Distributed workflow for MCMC

I would like to set up an MCMC workflow using Distributed.

I have a Julia script that does the following:

  1. load all packages
  2. load the data
  3. run an MCMC chain, with index i, for i in 1:5
  4. save the result in some_chain_$i.jld2
  5. done! send the user a message.

I would like parallelize step 3 with Distributed. Is there a tutorial that would get me started? I have never used this package before, so sorry if not all questions make sense.

I am running everything on a single server which I fully control, so processes are local. Is it sufficient to just use addprocs(5) with the local manager?

Is it enough if I load packages using @everywhere?
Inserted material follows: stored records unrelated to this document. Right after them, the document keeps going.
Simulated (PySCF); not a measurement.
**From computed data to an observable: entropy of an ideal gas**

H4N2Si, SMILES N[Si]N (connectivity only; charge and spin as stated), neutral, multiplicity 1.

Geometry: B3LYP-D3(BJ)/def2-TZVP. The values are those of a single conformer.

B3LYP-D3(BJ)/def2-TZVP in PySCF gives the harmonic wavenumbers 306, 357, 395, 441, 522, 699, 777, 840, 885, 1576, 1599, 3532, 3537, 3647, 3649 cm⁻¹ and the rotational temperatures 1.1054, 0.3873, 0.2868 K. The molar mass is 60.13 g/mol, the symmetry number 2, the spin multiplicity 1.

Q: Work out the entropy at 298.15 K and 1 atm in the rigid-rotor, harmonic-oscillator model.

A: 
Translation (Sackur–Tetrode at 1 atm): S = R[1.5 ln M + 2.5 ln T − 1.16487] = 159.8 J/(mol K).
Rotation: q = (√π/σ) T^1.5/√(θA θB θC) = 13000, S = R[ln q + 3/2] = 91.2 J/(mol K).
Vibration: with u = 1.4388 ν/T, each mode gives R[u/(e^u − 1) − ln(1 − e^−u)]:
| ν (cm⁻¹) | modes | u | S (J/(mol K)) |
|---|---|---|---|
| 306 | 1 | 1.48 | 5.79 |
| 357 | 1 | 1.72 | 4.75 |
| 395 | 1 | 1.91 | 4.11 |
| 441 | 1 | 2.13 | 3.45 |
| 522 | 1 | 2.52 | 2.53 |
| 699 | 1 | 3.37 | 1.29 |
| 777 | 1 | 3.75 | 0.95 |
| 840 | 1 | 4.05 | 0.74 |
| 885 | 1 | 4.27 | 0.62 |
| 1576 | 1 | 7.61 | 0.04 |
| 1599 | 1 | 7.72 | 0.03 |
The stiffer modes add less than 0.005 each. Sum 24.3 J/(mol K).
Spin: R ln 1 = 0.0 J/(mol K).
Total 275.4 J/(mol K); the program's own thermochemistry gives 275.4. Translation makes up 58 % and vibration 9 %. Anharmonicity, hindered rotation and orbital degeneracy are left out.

For the core computation, can I just do something like this:

remotes = [remotecall(my_mcmc_runner, i, data, logdensity) for i in 1:5]
map(fetch, remotes)

to automatically finish when all tasks are done?

Slight tangent, but IIUC Pidgeons.jl is essentially a distributed MCMC engine Custom MCMC · Pigeons.jl

Thanks, but that’s not what I want to do, I want to use DynamicHMC.jl.

I just need help with Distributed, as explained above.

MCMC is just the context, to indicate the kind of parallelism.

Not a direct answer, but consider using DistributedNext.jl instead. Much faster to start a worker and other nice improvements.

To answer these questions: Yes to all of them.

Perhaps consider controlling the RNGs of your workers. I don’t think you can realistically have 2 of them start with the same seed but for reproducability it of course beneficial nonetheless.

My understanding is that pmap does basically all you need under the hood and you should just try that as a first pass.